Global macro and market themes

  • Central banks are beginning to discuss 'when to leave the party'.
  • Interestingly, both Mark Carney and Mario Draghi argue that a constant monetary policy is becoming more accommodative as the economy continues to recover.
  • There is a risk that central banks are too optimistic, as inflation expectations remain low.
  • Mario Draghi let the stimulus exit genie out of the bottle and we expect EUR/USD to move higher in 12M.

Full Report in PDF

Spot Gold Stay in Red on Friday

Spot Gold stay in red on Friday and retested support at $1239 (Thursday's low/weekly cloud top), remaining under pressure after better than expected US Q1 GDP data on Thursday reinforced expectations for further US rate hike this year. However, hawkish comments from other central banks (ECB/BoE/RBA) so far limited dollar's advance and kept gold price above key support at $1236 (26 June low/200SMA). Technical studies are bearishly aligned and maintain downside pressure as the price remains under daily cloud and keeps near-term bias with bears. Spot Gold is on track for strong bearish weekly close which adds on existing pressure for renewed attack at $1236 pivot and bearish extension towards next strong support at $1230 (Fibo 38.2% of $1122/$1296 ascend).

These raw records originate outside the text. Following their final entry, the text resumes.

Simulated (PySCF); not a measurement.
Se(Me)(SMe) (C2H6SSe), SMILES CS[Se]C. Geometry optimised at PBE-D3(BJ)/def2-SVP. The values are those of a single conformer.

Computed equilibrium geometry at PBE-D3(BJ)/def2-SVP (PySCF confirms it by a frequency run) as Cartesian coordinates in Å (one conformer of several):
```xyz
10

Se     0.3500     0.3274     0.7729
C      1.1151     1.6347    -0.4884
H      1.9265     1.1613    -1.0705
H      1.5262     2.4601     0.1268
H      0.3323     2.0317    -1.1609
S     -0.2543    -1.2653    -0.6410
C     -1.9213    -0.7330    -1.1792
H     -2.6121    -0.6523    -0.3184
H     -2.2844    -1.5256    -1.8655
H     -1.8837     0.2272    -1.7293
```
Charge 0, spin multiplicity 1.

Res: 1246; 1249; 1254; 1256
Sup: 1239; 1236; 1230; 1227

EURAUD Trading In A Corrective Wave Four

EURAUD is making a bigger degree three wave pullback, as part of blue wave 4. This means more weakness can follow on the pair and ideally search for a base around the Fibonacci ratio of 50.0 or 61.8. Later a new five wave rally into blue wave 5 can follow.

EURAUD, 1H

EUR/USD Rally Pauses ahead of a Long US Weekend

  • European equities trade uneventful and are currently near opening levels flat today.
  • Euro-area inflation slowed in June to 1.3% which is above the expected 1.2% but less than the 1.4% in May. The core inflation, which excludes volatile components like energy and food, increased to 1.1% from 0.9% in May.
  • ECB Executive Board member Sabine Lautenschlaeger said that "monetary policy should already be making preparations for a return to a normal stance" and that the ECB "should adapt its communication accordingly". She warned for the risk of asset price bubbles that can result from unusually loose monetary policy.
  • In its post-bailout review of Portugal, the IMF sounded an upbeat note. It praised progress in addressing risks and stabilising the banking sector. It also stressed the upturn in growth makes this year's fiscal deficit target of 1.5 % of GDP "well within reach" after "strong efforts to contain spending" saw the deficit drop to an historic low last year.
  • The core PCE deflator, the Fed's preferred inflation barometer, fell for the third month in a row in May to 1.4% Y/Y, down from 1.5% Y/Y in April and matching expectations. The headline index fell to 1.4% (1.7% in April and 1.5% consensus). Despite the continued tightening in the labour market, price growth thus remains below target.
  • German retail sales rose by some 4.8% Y/Y in May, bouncing back from the (revised) 0.4% decline in April and above forecasts. On the month, sales rose by 0.5% M/M, from 0.2% decline in April and a decent gap ahead of forecasts. However, the rise Y/Y can be attributed to an extra business day because of the Pentecost holiday timing.
  • Canada's economy grew for a sixth straight month in April, albeit at a slower pace, further underscoring policymakers' view that conditions are in place for an interest-rate rise as soon as this summer. GDP for April grew 0.2% from the previous month, down from the 0.5% pace recorded in March.

Rates

Lousy attempt to correct higher fails

Core bonds markets stabilized after this week's heavy sell-off, allowing equity and currency (EUR/USD) markets time to recover from the past sessions. An attempt to correct higher was blocked around European noon, pulling core bonds back towards today's opening levels which are close to the sell-off lows. Hawkish comments by ECB Lautenschlager, who argued in favour of policy normalisation and suggested that the ECB spoke with one voice, could have played a role. EMU (CPI) and US (PCE) inflation didn't directly influence dealings. Core EMU inflation rose unexpectedly to 1.1% Y/Y while the US PCE deflator fell to 1.4% Y/Y to 1.7% Y/Y. All in all, most inflation outcome were near consensus though. US investors ignored personal income and spending data as well and are preparing for a long weekend. US markets are closed next Tuesday for the 4th of July holiday, suggesting low activity on Monday as well despite the release of the manufacturing ISM.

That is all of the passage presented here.